In a nutshell then, even though you have a token list you still need a parser.

Parsec can handle alternative token streams, but you'll probably have to refer to the manual - a PDF available at Daan Leijen's "legacy" home page - http://legacy.cs.uu.nl/daan/download/parsec/parsec.pdf. You can roll your own parser without using a combinator library but you will be re-implementing some fraction of Parsec. As far as I remember UU_parsing expects to work with a separate scanner so its another option.

Although it doesn't handle parsing you might find Lennart Augustsson's "Lambda calculus cooked four ways" helpful for other things - http://www.augustsson.net/Darcs/Lambda/top.pdf

Edit - here is a partly worked out plan of how you can go about it with Parsec, for details you'll have to consult section 2.11 of the manual.

Suppose you have this data type for concrete "internal" tokens:

data InternalTok = Ident String
                 | BinOpPlus
                 | BinOpMinus
                 | UnaryOpNegate
                 | IntLiteral Int
  deriving (Show)

Then you end get these types for the Parsec token and parse:

type MyToken = Token InternalTok

type MyParser a = GenParser MyToken () a

Define a helper function as per the Parsec manual - this handles show and pos so individual definitions are shorter cf. the mytoken function on page 19.

mytoken :: (MyToken -> Maybe a) -> MyParser a
mytoken test = token showToken posToken testToken
  where
    showToken tok = show tok
    posToken tok = no_pos
    testToken tok = test tok

For the moment your token type does not track source position, so:

no_pos :: SourcePos
no_pos = newPos "" 0 0 0 

For each terminal you have to define a token function:

identifier :: MyParser MyToken
identifier =  mytoken (\tok -> case tok of
                         a@(Prefix (Ident _)) -> Just a
                         _                    -> Nothing)

intLiteral :: MyParser MyToken
intLiteral =  mytoken (\tok -> case tok of
                         a@(Prefix (IntLiteral _)) -> Just a
                         _                         -> Nothing)

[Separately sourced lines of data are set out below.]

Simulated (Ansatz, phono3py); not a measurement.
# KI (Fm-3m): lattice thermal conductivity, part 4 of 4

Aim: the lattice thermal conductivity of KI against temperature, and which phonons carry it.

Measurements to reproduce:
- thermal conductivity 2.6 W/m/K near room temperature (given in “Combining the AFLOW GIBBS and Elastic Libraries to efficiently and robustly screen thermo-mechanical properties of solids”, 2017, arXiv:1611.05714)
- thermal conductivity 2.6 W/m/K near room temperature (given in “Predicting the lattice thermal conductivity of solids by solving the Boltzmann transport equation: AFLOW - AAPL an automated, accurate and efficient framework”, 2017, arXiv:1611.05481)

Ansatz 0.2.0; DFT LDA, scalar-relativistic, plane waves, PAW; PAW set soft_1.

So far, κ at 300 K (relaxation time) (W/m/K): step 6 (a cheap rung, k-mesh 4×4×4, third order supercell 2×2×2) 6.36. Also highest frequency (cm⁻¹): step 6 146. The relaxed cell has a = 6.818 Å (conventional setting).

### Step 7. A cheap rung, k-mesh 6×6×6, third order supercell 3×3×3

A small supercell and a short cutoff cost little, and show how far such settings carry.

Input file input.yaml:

binPlus :: MyParser MyToken
binPlus =  mytoken (\tok -> case tok of
                      a@(Infix BinOpPlus _ _) -> Just a
                      _                       -> Nothing)


binMinus :: MyParser MyToken
binMinus =  mytoken (\tok -> case tok of
                      a@(Infix BinOpMinus _ _) -> Just a
                      _                        -> Nothing)

unaryNegate :: MyParser MyToken
unaryNegate =  mytoken (\tok -> case tok of
                        a@(Prefix UnaryNegate _ _) -> Just a
                        _                          -> Nothing)

Edit - to handle custom infix operators you'll need these token parsers:

tokInfixL :: Int -> MyParser MyToken
tokInfixL n = mytoken $ \tok -> case tok of
    a@(Infix _ i InfixL) | i == n -> Just a
    _                             -> Nothing)


tokInfixR :: Int -> MyParser MyToken
tokInfixR n = mytoken $ \tok -> case tok of
    a@(Infix _ i InfixR) | i == n -> Just a
    _                             -> Nothing)

tokInfixC :: Int -> MyParser MyToken
tokInfixC n = mytoken $ \tok -> case tok of
    a@(Infix _ i InfixC) | i == n -> Just a
    _                             -> Nothing)


tokPrefix :: MyParser MyToken
tokPrefix = mytoken (\tok -> case tok of
                       a@(Prefix _) -> Just a
                       _            -> Nothing)

Now you can define the parser - you need to fix the number of levels of precedence beforehand, there is no way around that fact as you need to code a parser for each level.

The top-level expression parse is simply calls the highest precedence parser

pExpression :: Parser Expersion
pExpression = expression10

For each precendence level you need a parser roughly like this, you'll have to work out non-assoc for yourself. Also you might need to do some work on chainl / chainr - I've only written a parser in this style with UU_Parsing it might be slightly different for Parsec. Note Apply is usually at the precedence highest level.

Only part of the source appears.